Performance Reviews: How To Respond When Employees Are Upset

Employee performance reviews are a critical part of performance management and contribute toward continuous improvement. Still, they always seem to be accompanied by an element of stress. 

From the employer’s perspective, they may feel they need to share a review the employee will not want to hear. Though constructive criticism is essential for employee growth, there are some things that managers can do in advance to help ensure a smooth performance review process. 

If an employee is still upset by their review, it is important to address their concerns and listen to their perspective. This guide provides an overview of strategies you can use to cultivate a positive performance review process and what to do when employees don’t respond as you would have hoped. 

Setting the Right Environment 

Choosing the right environment is important in setting up a successful employee review program. Choose a space that is comfortable and ensures privacy. Furthermore, be sure to alert employees of an upcoming performance review at least a day in advance. 

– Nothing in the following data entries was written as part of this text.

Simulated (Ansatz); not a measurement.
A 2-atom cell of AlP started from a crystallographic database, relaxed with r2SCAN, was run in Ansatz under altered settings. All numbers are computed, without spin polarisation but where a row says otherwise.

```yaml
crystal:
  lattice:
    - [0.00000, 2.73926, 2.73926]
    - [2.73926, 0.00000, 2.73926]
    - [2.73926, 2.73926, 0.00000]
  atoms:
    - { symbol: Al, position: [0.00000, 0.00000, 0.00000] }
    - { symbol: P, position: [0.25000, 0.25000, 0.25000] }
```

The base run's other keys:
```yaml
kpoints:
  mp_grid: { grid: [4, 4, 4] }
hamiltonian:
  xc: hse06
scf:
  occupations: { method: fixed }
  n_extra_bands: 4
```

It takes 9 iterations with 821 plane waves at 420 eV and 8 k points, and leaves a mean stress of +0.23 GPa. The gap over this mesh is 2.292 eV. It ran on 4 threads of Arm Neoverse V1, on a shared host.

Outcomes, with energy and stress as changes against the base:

Employees who feel unprepared or like they’re in the spotlight are more likely to be defensive, hindering a productive conversation. 

Preparing for the Conversation 

Properly preparing employees for the conversation will significantly impact how they respond to unwanted feedback. In fact, best practices for performance reviews suggest employers provide continuous feedback beginning months in advance. 

If the employee is surprised by something in their performance report, that is a sign that the manager or employer has not done their job properly. Ideally, the employee will have been given the opportunity to correct a behavior or improve an area of low productivity before the review. 

That way, if it is still lacking, they can’t claim they were unaware of the issue. This is a common reason employees cite for unfairness in the review process. 

Protect yourself as an employer and create opportunities for employees to succeed by alerting them of problem areas months in advance. Document those conversations so you’ll have them on record and will be able to refer to them if needed during employee reviews. 

Another common pushback is to deny that negative feedback is true. In these scenarios, it’s important to be prepared with concrete examples of the issues you’re referring to. Otherwise, the employee may feel they are being personally attacked. 

Keep things polite and professional with clear examples and suggestions for improvement. 

Active Listening 

Active listening is another essential component of a successful employee review. 

In the case where employees are resistant to feedback, be sure to listen to their concerns seriously. After all, a manager might not know about all factors that affect performance, such as personal life or being asked to help out in other areas. 

If an employee expresses disagreement, encourage them to share their perspective and utilize open-ended questions to elicit detailed feedback. Whether or not their explanation changes your review, validate the employee’s feelings and emotions. 

Active listening also requires the listener to avoid interrupting or becoming defensive, allowing the speaker to feel their concerns and perspective have been fully heard. 

Clarify Misunderstandings

Misunderstandings often arise during conversations where someone feels defensive or targeted, so clarifying misunderstandings can prevent issues down the road. Provide clarification on points of contention and share your own perspective and intentions behind the review. 

Much of the negative feelings arising from performance reviews can be prevented by highlighting an employee’s successes. From three, highlight areas of agreement or common ground, and be sure to acknowledge any errors or inconsistencies in the review. 

Managers who can’t admit their mistakes are often not respected by employees, and the feedback they provide in employee reviews may not be taken seriously. 

Provide Actionable Suggestions

When providing constructive feedback, following up with actionable suggestions is critical. Offer support and resources for improvement in the areas discussed and a clear plan for moving forward. 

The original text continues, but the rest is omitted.